My friends have helped me so much with my technology problems, blurbs, plots and many other facets of the whole writing process. I also belong to two writing groups that offer excellent workshops.
Best of all, my writer friends are fun and great to hang around with!
Where is your favorite writing space?
Lots of people think they’d like to write on a balcony with a beautiful view of the ocean and the sound of the waves. Rather than encouraging me to write, I’d find this a huge distraction. I’d want to be walking along the beach or visiting the local tourist sights.
I’m quite happy being in a room in the basement, surrounded by books and other writing materials that I need.
Do you belong to a writing group? If so which one?
I belong to the Alberta Romance Writers’ Association and also the Calgary Chapter of the Romance Writers of America. The groups are called ARWA and CaRWA. Both are terrific for teaching people about writing and industry. Of course, there’s a fantastic group of fellow writers.
If you could live anywhere in the world – where would it be?
I love living right where I am. I love the four seasons and the wonderful changes that each brings.
Do you nibble as you write? If so what’s your favorite snack food?
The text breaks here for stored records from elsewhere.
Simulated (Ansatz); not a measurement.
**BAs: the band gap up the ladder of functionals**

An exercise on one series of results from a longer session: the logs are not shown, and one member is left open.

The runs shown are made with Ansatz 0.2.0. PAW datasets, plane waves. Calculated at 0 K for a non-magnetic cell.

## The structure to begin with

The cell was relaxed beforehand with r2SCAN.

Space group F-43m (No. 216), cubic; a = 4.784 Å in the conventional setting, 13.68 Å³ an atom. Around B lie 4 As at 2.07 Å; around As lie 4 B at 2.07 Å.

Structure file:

When I’m writing, I don’t nibble. If I brought food into the computer room, I’d constantly keep eating and get nothing done. However, I do nibble while I watch TV!
Author, artist, and retired teacher, Sherile Reilly has jet boated in New Zealand, climbed the Temple of a Thousand Columns at Chichen Itza, ballooned over the table lands of Northern Australia, and poised for a photographer among the columns of the Parthenon in Athens, Greece.
As a teacher, she read to children and as a world traveler, she collected stories and soon began to create her own, first for her students, and then for adults.
Not tied to any one genre, Sherile writes Contemporary Romance, Women’s Fiction and Paranormal Romance. Most recently, she published a trilogy, Bringing Jamie Home, and The Curse of the Lord of Darkness.